Magh Bihu is celebrated in the month of Magha marking the end of the harvest season in Assam. It falls around mid- January and is a time of abundance which we celebrate with lot of festivities and feasting. Hence this Bihu is also called Bhogali Bihu derived from the word Bhog meaning eating and enjoying.
My reminiscence of Bhogali Bihu goes back to the days when we spent the Bihu eve beside the fire till midnight guarding our kitchen garden which my father nurtured with great care. My father used to grow vegetables in the little piece of land he had which mainly included potato and black gram ( mati mah ). Apart from these he also planted cabbage, cauliflower, carrot, bottle gourd, baby tomato, parsley, etc. in very small quantities. So it was naturally our duty to protect it from the local youngsters during the Uruka night which is the Bihu eve.
For those who might be wondering why we need to guard our kitchen garden on Bihu eve. Well, in Assam it’s like a tradition during Uruka night of Bhogali Bihu to steal from the neighbourhood gardens and farms. The more logical explanation of this tradition is that in villages the cowherd used to spend the entire Uruka night guarding the harvest in the granary and also the Meji built for the early morning of the Bihu. January in Assam is cold and to keep themselves warm the cowherd used to steal wood and bamboo from their neighbour’s field to light a fire. They also stole vegetables to satisfy their hunger throughout the night. This is more like a fun tradition and was an open secret for both parties involved. There were no fights later on for the theft done.
These festivities and traditions were not restricted to the villages only but also celebrated with much enthusiasm in the towns and cities of Assam as well. I grew up in the small town of Dibrugarh and just like the cowherd guarding their granary in the villages, we guarded our small kitchen gardens.

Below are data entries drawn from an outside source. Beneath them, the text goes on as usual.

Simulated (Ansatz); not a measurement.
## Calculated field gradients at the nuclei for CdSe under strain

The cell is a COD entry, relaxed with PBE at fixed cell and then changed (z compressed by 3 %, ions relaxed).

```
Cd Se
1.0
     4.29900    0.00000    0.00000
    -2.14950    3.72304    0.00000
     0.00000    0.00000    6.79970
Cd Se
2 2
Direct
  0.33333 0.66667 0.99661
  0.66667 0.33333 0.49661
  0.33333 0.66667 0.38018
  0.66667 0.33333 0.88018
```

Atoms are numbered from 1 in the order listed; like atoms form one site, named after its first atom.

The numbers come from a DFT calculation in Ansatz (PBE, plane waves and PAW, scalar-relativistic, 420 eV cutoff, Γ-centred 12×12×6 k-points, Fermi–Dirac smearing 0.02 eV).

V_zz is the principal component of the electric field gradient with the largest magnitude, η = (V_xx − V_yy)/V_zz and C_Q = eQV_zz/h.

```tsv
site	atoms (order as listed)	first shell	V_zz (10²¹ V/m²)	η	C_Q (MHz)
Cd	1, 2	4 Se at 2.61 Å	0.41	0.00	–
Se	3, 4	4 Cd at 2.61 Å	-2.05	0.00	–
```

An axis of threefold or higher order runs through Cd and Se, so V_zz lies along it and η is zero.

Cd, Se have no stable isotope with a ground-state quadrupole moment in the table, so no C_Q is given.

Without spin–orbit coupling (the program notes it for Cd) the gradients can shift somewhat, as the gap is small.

Bhogali Bihu starts on the Uruka night when a community feast is organised in villages and towns alike to celebrate the end of the harvest season. People get together and contribute to arrange for the grand feast, the highlight being the new harvest of rice and of course our very own Xajpani in some cases, the impotance of which I have described in detail if you follow the link given. Men, women and children all help with preparation for the feast. We sing, dance and enjoy to our heart’s content rejoicing at the good harvest we are bestowed with God’s grace. Bhogali means feasting and merriment and we live up to its name.
A Bhelaghor is a makeshift hut made with the haystack of the harvest fields for the Uruka. It is here that the cowherd spend their night and eat their feast. In the earlier days this hut was made in as simple a way as possible. But with time the artistic minds of people have taken the art of making bhelaghor to the next level.
A Meji is a massive bonfire made of wood, bamboo and haystack for the morning of the main Bihu day. We get up early in the morning, take our bath and offer our prayers by lighting this Meji. We also offer pitha or rice cakes, betel nut to the sacred fire in thanksgivings. Some also offer Mah-karai, a special mixture of roasted rice and black gram to the fire which is considered auspicious too. This mixture is later also eaten by the people along with other delicacies like a variety of pitha, jolpaan etc. The makeshift bhelaghor is also burnt down along with the meji.
The Bhogali festivities continue for a few days with family and friends visiting each other. A variety of pitha or rice cakes are made by the ladies to treat their guests. A traditional way to treat guests is to serve xurum, xando or sira Jolpaan with curd and gud ( jaggery). Pithas included til pitha, tel pitha, steamed pitha, til ladu, coconut ladu etc. served with xajpani. Sometimes the ladies get together as a community and prepare them on the Uruka night.
Buffalo fight is another important aspect of the Magh Bihu festival. Such fights are still organised in some parts of the State and people in large numbers gather to witness these iconic fights. However, with the risk involved there has been a gradual decrease in such fights. This one time I was travelling to my hometown for Magh Bihu I happened to witness a buffalo fight somewhere in Nagaon, Assam. The dust in the air, the massive crowd hinted at the majesticity of the event.
Magh Bihu or Bhogali Bihu is considered the second most important festival in Assam after the Rongali Bihu or Bohaag Bihu. In a state where agriculture is the main source of livelihood, where a majority of the population rely on farming the Bhogali Bihu holds a very special place in our hearts. The sweat and tears of the farmers bear fruit and this calls for nothing but celebration.